I woke up this morning fully intending to dive back into bed as soon as I was done getting Max ready for School. It suddenly started snowing hard and I couldn’t go to bed. I can’t miss a minute of snow because we’ve had so little of it this year and it’s one of the things I look forward to the most every year. This morning’s sudden and short lived flurry felt a little bit like nature apologizing for having provided so little winter this year.
I stayed up too late last night cracking walnuts and watching a bunch of episodes of Special Victims Unit on Netflix. My friend Laurie brought me what looks like a year supply of them. She knows I love them – what an amazing gift! I also happen to love cracking them. I find it incredibly soothing. It gives purpose to my hands and calms my mind. The night before I stayed up until 3am cracking walnuts and watching episodes of SVU. I felt like shit yesterday as a consequence. I’m trying to re-establish a healthier schedule of going to sleep earlier and waking up earlier. Evenings are the hardest part of the day for me. I’m too tired to do any thing real but not tired enough to sleep. The anxieties of the day have accumulated and I want to drink lots of wine or beer and just watch television shows until I’m too tired to keep my eyes open. I want to drink less and that makes the evenings feel empty in a weird way and there’s so little that soothes. I should probably crack fewer walnuts every night so I can crack them for more nights in a row but once I start I literally can’t stop.
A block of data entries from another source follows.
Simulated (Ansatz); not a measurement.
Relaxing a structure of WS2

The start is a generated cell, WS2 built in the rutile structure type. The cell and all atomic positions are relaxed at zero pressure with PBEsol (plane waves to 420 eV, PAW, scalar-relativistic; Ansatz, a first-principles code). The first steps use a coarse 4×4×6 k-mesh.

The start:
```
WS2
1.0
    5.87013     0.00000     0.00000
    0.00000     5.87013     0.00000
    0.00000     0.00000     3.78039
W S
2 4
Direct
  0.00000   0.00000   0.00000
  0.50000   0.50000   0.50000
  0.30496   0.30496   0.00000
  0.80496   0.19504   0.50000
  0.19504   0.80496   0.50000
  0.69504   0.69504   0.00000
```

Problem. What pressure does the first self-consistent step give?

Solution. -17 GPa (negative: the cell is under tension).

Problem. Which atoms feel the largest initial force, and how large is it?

I should contact walnut growers and offer to crack their nuts for $2 an hour. They don’t have to know how much I like doing it and how it would serve as a constant place to focus my nervous energy on. Then I could use the money to buy fancy cheeses to eat with the walnuts.
I should start a hand sewing project. I should bind my damn quilt so I can start quilting it. Hand sewing is also super satisfying in the same way.
I love how quiet snow is.
Now that I’ve had some breakfast and written a little and watched what snow there was to watch I would like to go back to sleep.
I hope you all are having a good morning – whatever that means to you!